Educators In The Faith At Notre Dame: New Challenges For Holy Cross
Father Basil Moreau, a charismatic young priest, founded the Congregation of Holy Cross in 1837 in Le Mans in western France. Within just a few years he dispatched a group of Holy Cross religious to the United States under the leadership of Father Edward Sorin, who, in turn, founded the University of Notre Dame in 1842. The Holy Cross Order and Notre Dame have been fundamentally intertwined ever since. This enduring relationship is crucial for Notre Dame to fulfill its mission as a Catholic university.
Both Moreau and Sorin possessed a deep conviction that they must share Christ with others. Each was deeply committed to Christian education as a way of pursuing that fundamental call. They recognized that this was how Holy Cross could serve well the needs of the Church of their day. Moreau outlined in his reflections on Christian pedagogy that the mind could not “be cultivated at the expense of the heart.” Holy Cross schools were intended to be places of both intellectual and spiritual formation.
Thus, from virtually its outset Notre Dame has been a place that aimed not only to improve minds, but also to shape souls. Holy Cross religious and their early lay collaborators established a school where not only the intellectual lives of the students but also their religious and moral lives were nurtured and developed. They helped shape an institution where notions of family and community were not simple slogans but something very real.
Many elements of the university evidence the sustained pastoral labors of generations of Holy Cross religious. Despite trials and tribulations of various sorts, these religious helped build a distinctive school and always played an enormous role in its pastoral work and residential life. It is rightly said of Holy Cross religious that “their blood is in the bricks” of Notre Dame.
Yet this is not the time to rest on past laurels. There are distinct challenges in the present and immediate future that warrant an enhanced engagement of the Holy Cross Order in influencing the direction of Notre Dame. Too often in recent decades the larger Holy Cross community has simply allowed a few members holding administrative responsibilities to represent them. But the time has surely come for Holy Cross as a community to reclaim more of its collective voice.
Holy Cross must help guide Notre Dame in its renewal as a Catholic university. Here, members of the Order, especially those on the Board of Fellows, must ensure that Notre Dame unequivocally adopts Ex Corde Ecclesiae as its essential guide—not just in word, but also in deed. As it has from the outset, the Notre Dame community must grasp at a deep level that the university operates “from the heart of the Church” and can never see itself as an “autonomous” body. Holy Cross has a special responsibility to help Notre Dame live up to Pope Francis’ call for it to uphold an “uncompromising witness … to the Church’s moral teaching and in defense of her freedom.”

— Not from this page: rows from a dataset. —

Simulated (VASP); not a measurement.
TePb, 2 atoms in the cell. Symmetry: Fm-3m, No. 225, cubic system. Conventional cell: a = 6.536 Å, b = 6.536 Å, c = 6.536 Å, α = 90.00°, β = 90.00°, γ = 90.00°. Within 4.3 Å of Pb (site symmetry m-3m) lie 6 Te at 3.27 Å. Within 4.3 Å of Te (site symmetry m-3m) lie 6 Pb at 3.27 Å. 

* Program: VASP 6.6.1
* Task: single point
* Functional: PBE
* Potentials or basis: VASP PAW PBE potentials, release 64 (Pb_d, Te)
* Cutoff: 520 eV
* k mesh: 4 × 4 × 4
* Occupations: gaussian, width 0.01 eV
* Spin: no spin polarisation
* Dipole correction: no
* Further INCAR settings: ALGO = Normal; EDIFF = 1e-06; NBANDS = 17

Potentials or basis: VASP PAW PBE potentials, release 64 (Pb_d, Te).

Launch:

Holy Cross can play a distinct role in countering the excessive commercialization and corporatizing of the university. Holy Cross priests at Notre Dame have preached the Gospel of Jesus Christ with integrity from the time of Sorin, and they must continue to do so by countering what Pope Francis has called “the idolatry of money and lavish spending” that afflicts so many in our time. In this regard, Holy Cross religious have a special and specific opportunity to give public voice to the ill-feeling and deep unease present across the whole university regarding the poorly conceived and deeply wasteful Crossroads Project.
The new circumstance in which increasing numbers of students arrive at Notre Dame without deep faith commitments or serious religious practice also presents an important challenge to Holy Cross and its faith-filled lay collaborators. Reaching out to and connecting with these students who are nominal Catholics at best—poorly catechized and sporadic in Mass attendance—is more challenging now than in years when most students attended their dorm Mass as an essential part of their week. But this is an evangelization challenge to be welcomed as Holy Cross religious continue the work of Moreau and Sorin in sharing Christ with others.
Many religious orders in Catholic universities have not navigated recent decades well. Their roles are much reduced and their involvements increasingly limited. Holy Cross, too, faces challenges, but its essential contribution to Notre Dame—the university it founded—remains crucial. And, fortunately, there is a new generation of dedicated Holy Cross religious emerging who promise to engage vigorously in the work of evangelization at Notre Dame. Hopefully they will serve as a special leaven in the renewal endeavor, thus making Notre Dame an ever more vibrant place of integrated education concerned not only with the mind, but also with the heart and soul.
Fr. Bill Miscamble is a Holy Cross priest and professor of history at Notre Dame and a member of the Rover’s board of faculty advisors. He serves as the Paluch Professor of Theology at Mundelein Seminary during this academic year, after which he will return to his teaching at Notre Dame.